GridGain Developers Hub

Empirical Estimation of Disk Capacity Usage

This page describes an empirical approach to estimating the amount of disk space your data will require when loaded into GridGain.

There is no one-to-one correspondence between the data size stored in a database (or in a CSV file) and the data stored in the persistent storage. The reason is that GridGain uses its own internal binary format that introduces some overhead in terms of data size. Moreover, the data size depends on the data model (e.g. how many fields you have, the types of fields, which fields are indexed, etc.). For example, records stored in a CSV-file can be represented as objects with multiple fields of different types.

The basic steps of the empirical approach are as follows:

  • Define your data model, including data types and indexes. You should evaluate the size with the same data model that you would use in production.

  • Upload a sample of data into a node and measure how much space the data takes when saved on disk.
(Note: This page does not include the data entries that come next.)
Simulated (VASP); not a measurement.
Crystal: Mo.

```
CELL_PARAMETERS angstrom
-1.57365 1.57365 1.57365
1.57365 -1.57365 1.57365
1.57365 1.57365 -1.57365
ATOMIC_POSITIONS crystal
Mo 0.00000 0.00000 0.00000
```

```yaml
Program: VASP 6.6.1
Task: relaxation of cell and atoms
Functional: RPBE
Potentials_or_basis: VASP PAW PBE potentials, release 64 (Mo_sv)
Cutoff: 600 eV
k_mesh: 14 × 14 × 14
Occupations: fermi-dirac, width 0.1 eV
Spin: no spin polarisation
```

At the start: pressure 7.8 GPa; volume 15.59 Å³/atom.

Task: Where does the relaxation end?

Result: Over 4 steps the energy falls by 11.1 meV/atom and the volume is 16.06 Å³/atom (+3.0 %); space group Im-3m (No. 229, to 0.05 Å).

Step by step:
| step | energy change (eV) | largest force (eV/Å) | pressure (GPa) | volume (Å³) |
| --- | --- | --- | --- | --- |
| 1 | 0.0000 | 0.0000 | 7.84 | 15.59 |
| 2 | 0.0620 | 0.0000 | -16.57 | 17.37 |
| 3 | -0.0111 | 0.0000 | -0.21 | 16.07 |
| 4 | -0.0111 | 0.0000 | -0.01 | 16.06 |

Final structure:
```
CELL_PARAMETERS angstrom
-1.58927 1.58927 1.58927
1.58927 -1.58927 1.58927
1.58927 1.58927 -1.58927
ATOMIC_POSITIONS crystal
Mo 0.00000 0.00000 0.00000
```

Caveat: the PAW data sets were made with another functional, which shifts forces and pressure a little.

  • Extrapolate to the entire data set.

Let’s look at each step in detail. For the sake of simplicity, we will consider a single cache containing key-value pairs where the key is an integer and the value is a Java object with int, String, and Timestamp fields. If you have multiple caches (tables) with different data structure, you should estimate the size of each cache separately.

Defining data model

The Value class has three fields: id (int), name (String), and date (Timestamp). The length of the name field is variable; therefore, we need to analyze the length distribution of that field and use a sample that contains objects with the average length. (You can use an upper estimate for the name field; however, using an upper estimate may lead to unnecessary over-provisioning). We will assume that the average length across the entire dataset is 10 characters. Other fields have fixed-length types.

class Value {
    public int id;

    public String name;

    public Timestamp date;

    public Value(int id, String name, Timestamp date) {
        this.id = id;
        this.name = name;
        this.date = date;
    }

    public int getId() {
        return id;
    }

    public String getName() {
        return name;
    }

    public Timestamp getDate() {
        return date;
    }
}

Uploading sample into a node

Configure a cache with a single partition and enable metrics. An example configuration is provided below.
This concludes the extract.